While America’s President Joe Biden was in Tel Aviv doing his level best to tamp down the crisis in the Middle East, China’s President Xi Jinping and Russia’s President Vladimir Putin were playing kissy face in Beijing. Xi took the occasion to emphasize his “deep friendship” with his Russian counterpart. Putin meantime basked in the glow of his “old” and “dear” friend, Xi.
The juxtaposition of these two scenes is symbolic – and it is substantive. Though Russia and China have interests in the Middle East, and though even China has recently dabbled in Middle East diplomacy (it brokered a detente between Iran and Saudi Arabia), during the current crisis Xi and Putin both have steered clear. Let Biden risk his reputation and dirty his hands in the blood and guts of the fighting between Israel and Hamas – no reason, so far, for the two tyrants to do the same.

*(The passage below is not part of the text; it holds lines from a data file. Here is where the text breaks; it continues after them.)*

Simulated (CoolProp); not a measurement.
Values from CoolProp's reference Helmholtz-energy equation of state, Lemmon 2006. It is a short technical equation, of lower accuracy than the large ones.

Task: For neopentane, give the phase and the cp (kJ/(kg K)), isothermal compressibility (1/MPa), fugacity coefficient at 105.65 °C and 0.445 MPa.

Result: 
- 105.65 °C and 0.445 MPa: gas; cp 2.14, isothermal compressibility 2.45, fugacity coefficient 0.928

The divide between the sides could not be sharper or starker if it were choreographed. On the one side, the leaders of the two nations most obviously associated with authoritarianism if not totalitarianism. On the other side, the leader of the state most historically representative of liberal democracy.
Of course, if it were just these three players striding on the global stage it would be one thing. But it is not. Since Putin’s war on Ukraine, other countries around the world have been more pressed to take sides, precisely because the axis between China and Russia has been growing tighter and their interests more clearly aligned. All this when the American system of government has been looking decidedly ragged. It’s no fault of Biden’s that for weeks the House has lacked a speaker. Nor is it any fault of Biden’s that for years a corrupt crook has controlled the Republican Party. Still, it’s the president who leads our democracy – now weakened if not threatened by dysfunction.
The fact that Xi is the undisputed leader of China and Putin of Russia has implications abroad and at home. Abroad their appetite for risk has increased over the years not decreased. Just this week Chinese vessels confronted or even blocked Philippine boats in the disputed waters of the South China Sea. And just this week the foreign minister of Russia shook hands with the president of Iran – while Russian forces claimed successful artillery and air strikes near the Ukrainian city of Bakhmut. Old China hand Matt Pottinger cautions that “even with a weak economy, Xi is feeling emboldened.” Meantime, the president of Finland, Sauli Niinisto, warns about the dangers of Russian escalation in Europe. “The risk,” he recently went so far as to remark, “that nuclear weapons could be used is tremendous.”
The situation at home – at home in China and in Russia – mirrors that abroad. Both Xi and Putin now rule with an iron fist. Dissent is met with swift, brutal punishment. Virtually complete compliance with the state and, in China with the Chinese Communist Party, is demanded and accorded. The few exceptions prove the rule – most famously Alexsei Navalny, for many years the most prominent and painful thorn in Putin’s side. The levels and durations of Navalny’s imprisonments and punishments continue constantly to escalate – to the point where his lawyers themselves are in danger of being incarcerated. Navalny will nearly certainly die alone and away, sealed off from other souls he might contaminate with his dissidence.
For those of us fond of freedom it’s not a pretty picture. But here we are. In a world in which the good guys are hamstringing themselves while the bad guys are taking advantage.